Liz Davies and Connor Johnston of the Garden Court Housing Team were instructed by Freshfields Bruckhaus Deringer LLP, on behalf of the intervener Shelter. They all acted pro bono.
Giving judgment in the case of Al-Ahmed v Tower Hamlets London Borough Council [2020] EWCA Civ 51 on 30 January 2020, the Court of Appeal gave important guidance on when a homeless applicant may be permitted to bring an appeal outside of the 21-day time limit, against a local authority’s decision on his or her homeless application. It rejected a High Court decision which had found that the requirements of bringing a homelessness appeal were not ‘especially sophisticated or taxing’ and therefore there was not a good reason why Mr Al Ahmed could not have issued the appeal as a litigant in person during the time limit.
Section 204(2A)(b) Housing Act 1996 provides the county court with a discretion to allow a homeless applicant to bring his or her appeal late, but only where it is satisfied that ‘there was a good reason for the applicant’s failure to bring the appeal in time and for any delay in applying for permission’.
Mr Al Ahmed had issued his appeal about 35 days late. His reason for not having issued within the time limit was that he had been trying to find legal advice and representation and had been unable to do so until 33 days after the end of the 21 day period. In the County Court, HHJ Hellman had held that Mr Al Ahmed did have a good reason for the delay.
Tower Hamlets LBC appealed to the High Court. Mr Justice Dove, in a decision that had caused some concern among those working in the homelessness sector, found that Mr Al-Ahmed did not have a good reason for appealing late. He said ‘being a litigant in person with no previous experience of legal proceedings is not a good reason for failing to comply with the rules’ [2019] EWHC 749 (QB).

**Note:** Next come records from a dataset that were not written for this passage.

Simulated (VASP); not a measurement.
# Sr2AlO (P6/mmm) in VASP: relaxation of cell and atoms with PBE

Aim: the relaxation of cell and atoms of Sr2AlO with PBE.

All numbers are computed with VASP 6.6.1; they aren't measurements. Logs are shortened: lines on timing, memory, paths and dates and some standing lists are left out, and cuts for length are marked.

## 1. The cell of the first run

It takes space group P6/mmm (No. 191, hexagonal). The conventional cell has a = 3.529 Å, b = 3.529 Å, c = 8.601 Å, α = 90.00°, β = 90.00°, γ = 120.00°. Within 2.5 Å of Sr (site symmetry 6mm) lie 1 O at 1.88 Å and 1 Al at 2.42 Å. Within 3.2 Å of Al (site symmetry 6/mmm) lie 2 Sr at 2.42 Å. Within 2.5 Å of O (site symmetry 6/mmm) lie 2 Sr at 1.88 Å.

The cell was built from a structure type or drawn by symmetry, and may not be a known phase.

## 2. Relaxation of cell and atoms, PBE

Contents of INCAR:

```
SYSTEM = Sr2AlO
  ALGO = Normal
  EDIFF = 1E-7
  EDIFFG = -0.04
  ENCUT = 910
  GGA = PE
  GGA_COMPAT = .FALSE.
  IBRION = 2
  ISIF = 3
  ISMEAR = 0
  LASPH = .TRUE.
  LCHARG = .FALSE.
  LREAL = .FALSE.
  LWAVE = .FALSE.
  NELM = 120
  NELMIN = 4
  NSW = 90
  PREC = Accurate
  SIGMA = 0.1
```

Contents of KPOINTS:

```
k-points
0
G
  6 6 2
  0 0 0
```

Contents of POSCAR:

Mr Al Ahmed brought a second appeal to the Court of Appeal. The Court of Appeal, assisted by an intervention from Shelter, allowed Mr Al-Ahmed’s appeal. Sir Stephen Richards gave the leading judgment, with which Phillips LJ & Richards LJ agreed. The judgment held that the authorities relied on by Dove J, in which the courts had advocated a strict approach to compliance with time limits and had taken the view that seeking a lawyer or applying for legal aid would not ordinarily constitute a good reason for delay, related to the application of the Civil Procedure Rules (CPR) and the increased emphasis on compliance with the CPR resulting from Sir Rupert Jackson’s review of civil litigation costs. This line of case law did not apply to the statutory test at s204(2A) Housing Act 1996 which ‘provides a straightforward statutory test to which no gloss… should be applied’ [24].
Sir Stephen Richards said:
“The context of s.204(2A) is, moreover, materially different from that under consideration in the cases where it has been held to be reasonable as a general rule to expect litigants in person to comply with relevant rules of court. I have summarised the evidence placed before this court by Shelter. It presents a bleak picture of the difficulties faced by homelessness applicants in bringing an appeal under s.204 of the 1996 Act without legal advice and representation, and of the difficulties they may face in finding someone to provide those services under legal aid, especially as a result of the post-LASPO shrinkage of the housing advice sector. Everything will of course depend on the circumstances of the individual case, but it would be both surprising and unfair if difficulties of that kind could not be taken fully into account and given appropriate weight in the assessment of whether there was a good reason for failure to bring an appeal in time and, to the extent that it arises as a separate issue, for delay in applying for permission to bring an appeal out of time.” [34].
In addition, in so far as Dove J had based his decision on a ‘wider proposition that homelessness applicants are able as a general rule to draft a notice of appeal and adequate grounds of appeal without legal representation’, he was ‘mistaken’ [42]. This proposition was not supported by the evidence before the judge in the county court and was contradicted by the evidence provided by Shelter to the Court of Appeal. This evidence showed (among other things):
- ‘a number of common difficulties or shared characteristics of those experiencing homelessness (poverty, mental ill health, etc.) contribute to delaying or preventing them from being able to cope with life events and to manage their affairs';
- ‘that review letters are hard for homeless applicants to understand’
- that ‘[t]hose who have been placed in temporary accommodation will tend to focus on the imminent loss of that accommodation and the need to undertake a number of stressful and time/resource heavy tasks in a short period of time, rather than on the need to bring an appeal’
- ‘that accessing information on the internet for applicants who are without accommodation or are living in temporary accommodation and with very limited financial resources can be incredibly difficult’ [19] – [20].
Commenting on the judgment, Shelter’s Chief Executive Polly Neate said that:
”This is a very welcome judgment, providing significant guidance and recognising the difficulties faced by homeless applicants bringing an appeal without legal advice and representation. Importantly, the judgment also recognises the wider difficulties caused by cuts to legal aid and the subsequent shrinking of the housing advice sector.”
Freshfields Bruckhaus Deringer LLP dispute resolution partner, Patrick Swain, said:
"The judgment is incredibly important for homeless applicants seeking to appeal an adverse review decision made by a local authority, with the support of legal advice. We are proud to have acted for long-term pro bono client Shelter on this case, along with the team from Garden Court Chambers, and are pleased with the impact of Shelter’s intervention on the court. Today’s result is testament to the work by all of the teams involved.”